MarkPflug / Sylvan.Data.Excel

The fastest .NET library for reading Excel data files.
MIT License
243 stars 30 forks source link

ExcelDataReader.GetValues() uses FieldCount rather than RowFieldCount #174

Closed JaseRandall closed 5 months ago

JaseRandall commented 5 months ago

I have a .xlsx file that is a jagged array with column headings appearing on a row that is not row 1 (could be anywhere from row 5 to 50).

I see from Issue #114 that I can use reader.Initialize() to set the current row as the row with the column headers. Also, #157 has "Instead of: ed.FieldCount, use ed.RowFieldCount instead." which I use to create allocate the array fed into GetValues().

However, while looping to find the header row, I'm not able to view all the values on each row because GetValues() uses FieldCount rather than RowFieldCount.

It's easier to see using code and code comments:


// Here's an extract of my code based on the documentation
using (var reader = ExcelDataReader.Create(filename))
{
    do
    {
        while (reader.Read())
        {
            if (reader.RowNumber < 9)
                continue;

            // values shown by the debugger:
            // reader.FieldCount == 3
            // reader.RowFieldCout == 7
            object[] arrayOfValues = new object[reader.RowFieldCount];
            reader.GetValues(arrayOfValues);
            // arrayOfValues has 7 fields however, GetValues() only fills the first 3 fields with data
            // This is because GetValues() uses FieldCount rather than RowFieldCount (see below)
        }
    } while (reader.NextResult());
}

// Extract from Sylvan.Data.Excel.ExcelDataReader
public abstract partial class ExcelDataReader : DbDataReader, IDisposable, IDbColumnSchemaGenerator
{
    public sealed override int GetValues(object[] values)
    {
        ValidateAccess();

// should the next line use RowFieldCount rather than FieldCount?
// considering if someone wants to only use FieldCount, they can initialise the array size using FieldCount
// and then we don't need an additional method to use rowFieldCount

        var c = Math.Min(values.Length, this.FieldCount);

        for (int i = 0; i < c; i++)
        {
            values[i] = this.GetValue(i);
        }
        return c;
    }

    // Alternatively, should I submit a pull request containing a method for GetRowValues?
    public int GetRowValues(object[] values)
    {
        ValidateAccess();
        var c = Math.Min(values.Length, this.rowFieldCount);

        for (int i = 0; i < c; i++)
        {
            values[i] = this.GetValue(i);
        }
        return c;
    }
}

So, I guess my question is, should ExcelDataReader.GetValues use FieldRowCount to determine how many times to loop filling data? Or should there be a specific GetRowValues method?

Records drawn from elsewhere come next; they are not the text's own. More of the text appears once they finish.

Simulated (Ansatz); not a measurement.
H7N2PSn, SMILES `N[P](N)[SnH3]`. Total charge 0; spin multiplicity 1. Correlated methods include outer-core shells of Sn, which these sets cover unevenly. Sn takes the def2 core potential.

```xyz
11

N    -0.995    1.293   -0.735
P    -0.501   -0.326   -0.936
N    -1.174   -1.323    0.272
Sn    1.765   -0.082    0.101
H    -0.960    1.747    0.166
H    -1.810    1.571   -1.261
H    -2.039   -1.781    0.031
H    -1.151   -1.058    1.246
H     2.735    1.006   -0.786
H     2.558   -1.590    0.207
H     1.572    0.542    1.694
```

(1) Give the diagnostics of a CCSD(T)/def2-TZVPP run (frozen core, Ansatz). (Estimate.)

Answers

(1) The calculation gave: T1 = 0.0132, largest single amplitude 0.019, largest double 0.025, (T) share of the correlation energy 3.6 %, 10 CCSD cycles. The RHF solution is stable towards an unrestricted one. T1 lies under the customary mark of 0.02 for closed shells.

MarkPflug commented 5 months ago

I think you have a variety of options here.

You can quite easily create your own GetRowValues extension method for ExcelDataReader:

static class ExcelDataReaderExtensions
{
    static int GetRowValues(this ExcelDataReader csv, object[]? values)
    {
        var c = csv.RowFieldCount;
        if (values == null) return c; // allow querying count

        // throw because there isn't enough room, or alternately you could fill the space available?
        if (values.Length < c) throw new ArgumentOutOfRangeException(); 

        for (int i = 0; i < c; i++)
        {
            values[i] = csv.GetValue(i);
        }
        return c;
    }
}

Or, the Sylvan.Data nuget package provides a GetVariableField extension method, which provides basically the same functionality. Here is a complete example using Sylvan.Data.Csv.CsvDataReader, but should work just as well with ExcelDataReader:

using Sylvan.Data.Csv;
using Sylvan.Data;

var data =

    """
    this is a junk row
    a,b,c
    1,2,3
    1,2,3,4
    1,2,3
    1,2
    """;

var csv = CsvDataReader.Create(new StringReader(data));
csv.Read(); // skip the first junk row

// initialize using the headers on row 2
csv.Initialize();

// create a data reader that reads jagged rows via RowFieldCount
// any *extra* columns will be treated as type "string"
var jagged = csv.AsVariableField(r => r.RowFieldCount, typeof(string));

object[] values = new object[100];
while (jagged.Read())
{
    var count = jagged.GetValues(values);
    Console.WriteLine("Count: " + count);
    for (int i = 0; i < count; i++)
    {
        Console.WriteLine(values[i]);
    }
    Console.WriteLine("---");
}

Which outputs:

Count: 3
1
2
3
---
Count: 4
1
2
3
4
---
Count: 3
1
2
3
---
Count: 2
1
2
---

In this case, you still don't know how many columns are in a row without inspecting RowFieldCount, so the values object array might not be big enough.

Either way, I don't a modification to the library is needed to handle this scenario.